Smooth Adoption Through Planning and Community Collaboration
DiDi’s migration to Ozone was meticulous and deliberate. Engineers ensured data consistency with DistCp COMPOSITE_CRC checksums, implemented dual-write for rollback safety, and validated end-to-end compatibility with Hadoop, Apache Spark™, and S3 APIs.
The company also leaned heavily on the Apache Ozone open source community—which contribute bug fixes, performance enhancements, and feedback that benefit all users.
“The open source community was instrumental in our success—we gained support, shared knowledge, and received bug fixes that help everyone,” said Shilun Fan, DiDi’s storage leadership.
DiDi engineers even became active contributors, helping resolve issues such as metadata inconsistencies and Erasure Coding container handling. The collaboration ultimately strengthened both DiDi’s deployment and the broader Ozone ecosystem.
Technical Highlights
- Storage savings: Hundreds of petabytes saved through Erasure Coding (6-3).

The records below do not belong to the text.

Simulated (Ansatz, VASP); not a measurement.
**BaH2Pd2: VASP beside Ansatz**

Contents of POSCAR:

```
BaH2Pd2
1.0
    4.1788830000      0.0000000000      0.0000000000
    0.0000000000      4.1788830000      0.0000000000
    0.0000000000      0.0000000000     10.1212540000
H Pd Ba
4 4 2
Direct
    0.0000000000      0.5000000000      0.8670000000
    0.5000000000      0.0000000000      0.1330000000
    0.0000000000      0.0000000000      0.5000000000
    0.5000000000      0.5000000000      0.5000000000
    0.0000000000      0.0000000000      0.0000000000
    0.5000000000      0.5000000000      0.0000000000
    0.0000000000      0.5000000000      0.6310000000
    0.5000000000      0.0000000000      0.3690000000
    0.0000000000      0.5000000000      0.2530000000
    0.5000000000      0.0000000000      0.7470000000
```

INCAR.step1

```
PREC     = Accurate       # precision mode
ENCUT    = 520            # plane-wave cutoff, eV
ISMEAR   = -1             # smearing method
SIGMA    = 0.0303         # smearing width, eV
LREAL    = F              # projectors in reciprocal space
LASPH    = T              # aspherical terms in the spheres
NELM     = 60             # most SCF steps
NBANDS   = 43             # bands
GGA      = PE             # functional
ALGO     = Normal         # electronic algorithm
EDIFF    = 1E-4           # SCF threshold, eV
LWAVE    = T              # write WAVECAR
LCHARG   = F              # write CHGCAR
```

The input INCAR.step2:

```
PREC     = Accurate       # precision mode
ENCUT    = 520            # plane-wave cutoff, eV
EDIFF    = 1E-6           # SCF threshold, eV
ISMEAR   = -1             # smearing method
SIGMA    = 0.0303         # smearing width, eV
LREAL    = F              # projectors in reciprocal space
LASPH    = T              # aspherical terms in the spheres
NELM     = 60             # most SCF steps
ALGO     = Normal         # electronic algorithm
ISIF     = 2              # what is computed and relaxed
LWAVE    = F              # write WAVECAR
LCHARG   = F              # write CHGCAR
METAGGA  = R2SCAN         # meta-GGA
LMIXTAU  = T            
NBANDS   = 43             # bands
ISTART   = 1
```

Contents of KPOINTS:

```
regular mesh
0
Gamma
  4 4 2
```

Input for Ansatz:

- Read efficiency: 20%+ improvement from OM follower reads and NVMe caching.
- Unified access: Hadoop API and S3 compatibility for batch, interactive, and ML workloads.
- Scalability: A single Ozone cluster can handle ~5 billion files, with the potential to scale to tens of billions.
Looking Ahead
DiDi’s storage team continues to push the boundaries of performance and efficiency. Upcoming initiatives include:
- Integrating IO_URING and SPDK to enhance I/O performance.
- Developing AI-driven operational insights for anomaly detection and auto-remediation.
- Piloting tiered storage strategies for hot, warm, and cold data layers to optimize cost and performance.
“Ozone is more than a storage layer—it’s the backbone of DiDi’s data ecosystem and future AI innovation,” said Hongbing Wang, DiDi technical lead.
The Takeaway
By embracing Apache Ozone, DiDi transformed its data storage infrastructure from a limitation into a competitive advantage. The move delivered lower costs, higher reliability, and faster access to the insights that power intelligent mobility.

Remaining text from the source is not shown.